The loss has nothing to do with the speed of travel, except that the
effective dielectric constant has a direct effect on speed and an
indirect effect on loss.

At frequencies from at least HF well into the UHF range or higher, the
loss in transmission lines having decent insulation (e.g., PE or PTFE)
is almost all due to conductor loss rather than dielectric loss. Higher
impedance line has lower loss simply because for a given amount of power
being conveyed, the current is lower. Therefore, the conductor I^2 * R
loss (which is nearly the total loss) is lower.
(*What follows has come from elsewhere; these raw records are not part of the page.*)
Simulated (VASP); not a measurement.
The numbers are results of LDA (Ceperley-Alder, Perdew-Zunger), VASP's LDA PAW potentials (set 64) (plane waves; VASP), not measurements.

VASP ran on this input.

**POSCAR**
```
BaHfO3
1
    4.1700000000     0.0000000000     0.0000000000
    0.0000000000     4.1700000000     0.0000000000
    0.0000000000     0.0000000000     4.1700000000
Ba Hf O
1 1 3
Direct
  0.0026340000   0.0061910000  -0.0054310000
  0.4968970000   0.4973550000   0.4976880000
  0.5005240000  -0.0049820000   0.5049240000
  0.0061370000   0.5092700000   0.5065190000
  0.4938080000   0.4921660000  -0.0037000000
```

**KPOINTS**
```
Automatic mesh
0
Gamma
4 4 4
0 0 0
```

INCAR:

If you introduce a dielectric material (other than air) between
conductors, the characteristic impedance drops and the velocity factor
increases, due to the same effect. Only in that way are they related in
a ladder line.

In a coax cable, some of the plastic insulation is sometimes replaced by
gas or air to make "foamed" dielectric cable, or by other devices such
as plastic disks or a helically wound plastic string. This reduces the
effective dielectric constant of the cable, which if the dimensions
remained the same, would raise the characteristic impedance. It also
increases the velocity factor. In those cables, the characteristic
impedance is lowered to its nominal value by increasing the diameter of
the center conductor. That is, for a given cable outside diameter and
Z0, a cable with more air and less plastic will have a larger center
conductor. The larger conductor reduces the I^2 * R loss by decreasing
the R. So foam dielectric cable and others having a high velocity factor
have lower loss than solid dielectric cables with the same OD because
the center conductor is larger.

At a frequency of about 1 - 10 GHz or so, dielectric loss begins to
dominate, and different relationships exist.

The equations describing the relationships among dielectric constant,
velocity, impedance, and loss are simple and can be found in a great
number of texts. I'm sure they can also be easily found on the web.

Roy Lewallen, W7EL

Hal Rosser wrote:
I've noticed, (but have not studied), some loose relationships in
transmission line characteristics (and I guess waveguides fit in here).
From an observer's point of view, it seems that a high characteristic
impedence line (like 400-ohm or 600-ohm ladder line) also is usually a
lower-loss line, and has a higher velocity factor.
It also seems that some coax may have a low VF and high loss.

Is there a real cause for the relationship of these 3 characteristics of
transmission lines ? Is it something we can generalize ?
It makes some sense to say that the faster a signal gets through the line,
the less loss it will have - and that gives some credence to the
relationship in VF and loss being inversely associated.

I've noticed, (but have not studied), some loose relationships in
transmission line characteristics (and I guess waveguides fit in here).
From an observer's point of view, it seems that a high characteristic
impedence line (like 400-ohm or 600-ohm ladder line) also is usually a
lower-loss line, and has a higher velocity factor.
It also seems that some coax may have a low VF and high loss.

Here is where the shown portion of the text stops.